In an interview published in the Sacramento Bee last
year, Massey claimed he and his fellow Marines used "M-16s
[and] 50-cal. machine guns" to shoot at children and peaceful
demonstrators. The Washington Post reported (in the loosest
sense of the word) on Massey's December 2004 sworn testimony at
a Canadian asylum hearing for U.S. Army deserter Jeremy Hinzman:
During
one 48-hour period, Massey said under oath, his platoon set
up roadblocks and killed "30-plus" civilians . . .
"I
don't know if the Iraqi people thought we were celebrating their
newfound freedom. But I do know we killed innocent civilians,"
Massey said. In one case, the driver of a car leaped out with
his hands up. "But we kept firing. We killed him,"
Massey said. In another case, he and other Marines shot and
killed four protesters near a checkpoint after a single incoming
gunshot from an unknown source, he said. None of the protesters
was found with arms.
Just last
month, the Associated Press published an article on Massey's new
book, "Kill, Kill, Kill," published in France, which
recycled these anti-American smears. The sympathetic AP piece
included a perfunctory denial of Massey's charges by the Pentagon
and no independent corroboration:
"Marines
who heard a gunshot fired upon 10 Iraqi demonstrators shouting
anti-U.S. slogans and wielding banners saying 'Go Home' near
the sprawling Al-Rashid military complex southeast of the city
center. All but one of the demonstrators were killed, said Massey,
who estimated he himself fired about 12 shots . . . "
Last spring,
skeptical bloggers first questioned Massey's hyperbolic, Winter
Soldier-esque tales. Justin Katz, a Rhode Island writer and publisher
of Dust in the Light,
wrote in May 2004 after examining Massey's incredulous claims
of being ordered to massacre children and use "ICBMs"
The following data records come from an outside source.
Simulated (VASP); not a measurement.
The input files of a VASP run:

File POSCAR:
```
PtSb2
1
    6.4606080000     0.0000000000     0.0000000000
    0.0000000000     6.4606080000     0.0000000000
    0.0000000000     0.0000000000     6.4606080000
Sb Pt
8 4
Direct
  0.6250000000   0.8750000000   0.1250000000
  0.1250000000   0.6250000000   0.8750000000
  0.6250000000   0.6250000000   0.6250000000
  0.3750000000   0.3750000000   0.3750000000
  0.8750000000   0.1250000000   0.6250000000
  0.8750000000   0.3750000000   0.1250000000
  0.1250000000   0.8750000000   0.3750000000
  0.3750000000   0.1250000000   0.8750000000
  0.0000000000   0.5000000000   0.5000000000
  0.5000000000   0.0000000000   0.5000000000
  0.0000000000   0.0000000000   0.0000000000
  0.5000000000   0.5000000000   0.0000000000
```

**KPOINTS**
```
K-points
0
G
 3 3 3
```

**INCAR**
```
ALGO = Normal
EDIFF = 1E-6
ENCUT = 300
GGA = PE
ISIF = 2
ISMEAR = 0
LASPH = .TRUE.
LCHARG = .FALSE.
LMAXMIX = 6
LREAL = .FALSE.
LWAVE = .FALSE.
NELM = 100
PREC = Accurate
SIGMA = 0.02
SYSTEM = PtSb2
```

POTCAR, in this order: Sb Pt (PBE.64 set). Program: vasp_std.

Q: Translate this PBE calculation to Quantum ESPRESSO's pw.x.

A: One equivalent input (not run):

(sic): "This is how the anti-war forces seek to defeat the
U.S. military. Seeping from conspiratorial Web sites and foreign
anti-American rags into the mainstream consciousness like leech-filled
swamp water rising through the floor boards, the level of conceivability
for accusations notches up as time goes on. . . . [T]hose who
enable, promote, and lend credibility to this propaganda assault
must be faced and stared down this time around the historical
cycle."
Miraculously,
a lone member of the mainstream media answered the call. Last
weekend, St. Louis Post-Dispatch reporter Ron Harris,
who was embedded with Massey's unit in Iraq, published a devastating
debunking of the crackpot legends of Jimmy Massey. Harris detailed
how Massey misled reporters, backtracked from allegations about
witnessing a tractor-trailer filled with dead Iraqi civilians
he claimed were killed by American artillery, and habitually embellished
and altered his uncorroborated accounts of alleged military atrocities
in the press and in public speeches.
The response
of Harris's colleagues who were duped by Massey? Mostly, a collective
shrug. I e-mailed a reporter from The Washington Post
asking if he would follow up. No response. A USA Today
reporter told me he had no plans to do so. And I spoke with David
Holwerk, editorial page editor of the Sacramento Bee,
which ran a lengthy freelance interview of Massey by an anti-war
activist. "I don't know what we're planning to do,"
Holwerk said.
Harris noted
in a television interview that Massey continues to sell books
and DVDs that smear our troops. "[I]t's been profitable for
Jimmy Massey to keep telling this lie," he said.
Apparently,
despite the newspaper industry's plunging circulation figures
and credibility, Massey's media enablers believe the same thing.